Scorpion0x17 wrote:
Bertster7 wrote:
Scorpion0x17 wrote:
This is just a stupidly bad idea.
For us gamers at least.
Berster's right - Intel almost certainly have the right approach - combined CPU/GPU for low-end cheap systems.
I don't see the point of AMDs high-end solution - I'm planning to probably upgrade my video card to DX10 at some point and that will be the third (or will it be fourth?) video card I've had in this box.
If you buy into a combined CPU/GPU you're just spending extra money on a component you can't take out and upgrade (though I'd assume the GPU part will be disableable).
Hmm... Actually... I could see AMDs approach working if it were for the console market... but otherwise, pointless for PC gamers.
That's not what I meant.
It is extremely likely there will be enormous performance benefits from such a combination. But I feel that the approach AMD appear to be taking will be less profitable.

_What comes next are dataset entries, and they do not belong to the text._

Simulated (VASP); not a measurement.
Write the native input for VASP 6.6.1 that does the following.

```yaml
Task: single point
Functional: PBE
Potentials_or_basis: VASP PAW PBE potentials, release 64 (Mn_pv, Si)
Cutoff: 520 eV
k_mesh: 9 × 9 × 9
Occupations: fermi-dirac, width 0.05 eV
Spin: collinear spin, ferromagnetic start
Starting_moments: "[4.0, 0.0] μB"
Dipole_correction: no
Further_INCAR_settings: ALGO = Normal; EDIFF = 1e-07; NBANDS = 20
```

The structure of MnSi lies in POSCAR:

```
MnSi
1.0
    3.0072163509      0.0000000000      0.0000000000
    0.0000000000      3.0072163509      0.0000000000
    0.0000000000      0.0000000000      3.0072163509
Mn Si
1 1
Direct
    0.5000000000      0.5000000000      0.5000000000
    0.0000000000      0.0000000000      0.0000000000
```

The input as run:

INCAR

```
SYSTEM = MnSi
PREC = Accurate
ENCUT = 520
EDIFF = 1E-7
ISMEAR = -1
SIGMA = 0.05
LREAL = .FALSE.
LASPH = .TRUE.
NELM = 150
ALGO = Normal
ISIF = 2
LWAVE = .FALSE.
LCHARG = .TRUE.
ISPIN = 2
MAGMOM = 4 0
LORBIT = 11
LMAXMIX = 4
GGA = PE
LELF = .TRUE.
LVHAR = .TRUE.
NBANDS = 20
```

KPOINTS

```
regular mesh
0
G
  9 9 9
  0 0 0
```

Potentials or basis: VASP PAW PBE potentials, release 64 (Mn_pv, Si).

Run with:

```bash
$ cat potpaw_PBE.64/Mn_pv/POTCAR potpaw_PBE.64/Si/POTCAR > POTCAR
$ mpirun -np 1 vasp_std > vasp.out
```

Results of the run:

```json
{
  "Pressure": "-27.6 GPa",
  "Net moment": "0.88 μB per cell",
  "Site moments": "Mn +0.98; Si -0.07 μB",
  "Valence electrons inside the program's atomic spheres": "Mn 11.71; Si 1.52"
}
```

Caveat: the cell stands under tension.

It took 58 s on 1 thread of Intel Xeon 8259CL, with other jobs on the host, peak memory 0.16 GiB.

Oh, ok... Then you're not right...
I doubt the performance benefit will be that big - a decent amount of fast on-board video ram is far more important for performance than any improvement in the communication between the CPU and GPU - there's very little comunication between the two - basically a game says "Here's a bunch of triangles, here's the textures, shaders and so on I want applying to it, please render that for me" - there may then be some data transfer from system memory to video memory (which is why it so important to have plenty on board ('cos then you just put everything in video ram from the start)) - then GPU goes off and renders away - that's it.
That's why I think Intel are going for the low-end low-cost market and AMD could well be going for the console market (where fewer fixed components is better).
Looking more at what they are doing I reckon AMD's plan is crap. All the block diagrams I've seen from AMD seem very basic, simple integration of GPU and CPU on the same die. This, as you rightly say, will not improve performance for the type of dense linear algebra that is currently performed on GPUS. It may, again as you say, have important applications in mobile environments.
Intel's ideas look far more interesting. In the short term Intel hope to target the low end of the market. Long term Intel are looking at ways of increasing parallelism in graphics and to move to using more irregular algorithms (just as Nvidia are trying to do the opposite with technologies like CUDA - make GPUs more capable of performing more irregular tasks, that is). Intel's plans involve clever use of multiple smaller cores, which would require massive changes to programming techniques to be efficient, yet could increase performance immensely.
Combined with a wide vectored FPU this system could provide stagering performance, though a significant performance decrease should be expected for single threaded code.
Intel predict that graphics will move away from rasterisation and start to be ray traced, which would improve image quality immeasurably, though how they will manage to render ray traced scenes in real time I have no idea - though this type of technology should pave the way for that to be possible.
If Intel are right then they will have obtained a massive lead in pioneering technology for a shift that will make most existing graphics processing techniques fairly redundant and will make them loads of money.